Crisscrossing cultures and geographies within an organisation is routine in a globalised workforce, whether it’s through working with foreign-born colleagues or through work-related travel. But it’s not without challenges – managing diverse teams can be arduous when you factor in cultural, communication and educational differences, for instance. How do companies improve operationally with a diverse, talented workforce without losing operational efficiencies through overcoming cultural barriers?
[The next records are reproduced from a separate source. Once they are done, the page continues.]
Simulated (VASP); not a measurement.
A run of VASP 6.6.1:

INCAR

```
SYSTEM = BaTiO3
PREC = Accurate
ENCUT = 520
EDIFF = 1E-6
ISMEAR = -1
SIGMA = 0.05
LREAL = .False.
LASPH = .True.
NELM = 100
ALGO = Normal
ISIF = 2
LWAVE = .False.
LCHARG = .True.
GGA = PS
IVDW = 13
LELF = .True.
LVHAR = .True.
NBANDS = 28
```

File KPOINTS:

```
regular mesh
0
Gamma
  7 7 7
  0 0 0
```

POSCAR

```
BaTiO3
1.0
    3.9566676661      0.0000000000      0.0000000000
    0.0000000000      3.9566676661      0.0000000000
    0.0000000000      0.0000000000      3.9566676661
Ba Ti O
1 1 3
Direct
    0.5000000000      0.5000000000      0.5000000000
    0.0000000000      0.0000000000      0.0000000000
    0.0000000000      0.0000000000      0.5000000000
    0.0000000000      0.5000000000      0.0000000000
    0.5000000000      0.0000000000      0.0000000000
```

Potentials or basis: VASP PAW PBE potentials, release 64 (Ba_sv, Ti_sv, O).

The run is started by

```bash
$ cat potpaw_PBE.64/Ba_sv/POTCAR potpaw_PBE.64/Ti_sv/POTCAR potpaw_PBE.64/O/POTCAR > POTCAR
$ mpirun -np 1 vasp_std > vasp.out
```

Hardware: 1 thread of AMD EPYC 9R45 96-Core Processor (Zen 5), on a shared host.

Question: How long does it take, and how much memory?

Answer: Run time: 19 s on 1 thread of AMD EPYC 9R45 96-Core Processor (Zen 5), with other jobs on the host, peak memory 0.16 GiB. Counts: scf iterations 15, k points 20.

They could utilise the inherent skills of individuals socialised in more than one culture, says Mary Yoko Brannen, a visiting professor of strategy at INSEAD. ‘Bicultural’ and multicultural individuals who have deeply internalised more than one culture, are likely to have more pronounced intercultural skills than ‘monoculturals’, says Brannen, and are under-utilised in organisations. “They are very good at adapting, sensing differences, understanding others and brokering across cultural contexts.” Simply put, they bridge cultures.
A bicultural Chinese-American, for instance, will likely be familiar with the customs and rituals of the two respective cultures, and may have a better grasp of perceptions, behaviour and expectations in social and organisational structures. But it’s not just within their own home contexts – biculturals and multiculturals can translate their experiences to other cultural situations, Brannen’s research indicates. Neither ethnicity nor spoken language is key to being bicultural or multicultural, she explains, as much of culture is beneath the skin’s surface and much of language is tacit and can also be interpreted by someone who has been deeply socialised in more than one culture.
Companies can do well to leverage the skills that biculturals and multiculturals offer, says Brannen. With increasingly complex organisations, the ubiquity of virtual teams and worldwide transfers of knowledge and people, individuals who can mediate between and within organisations become vital, she argues. Multinationals, for instance, have to manage their institutional culture in a variety of contexts – a home context, a host context, dealing with local governments, and globally-integrated industries, all at the same time.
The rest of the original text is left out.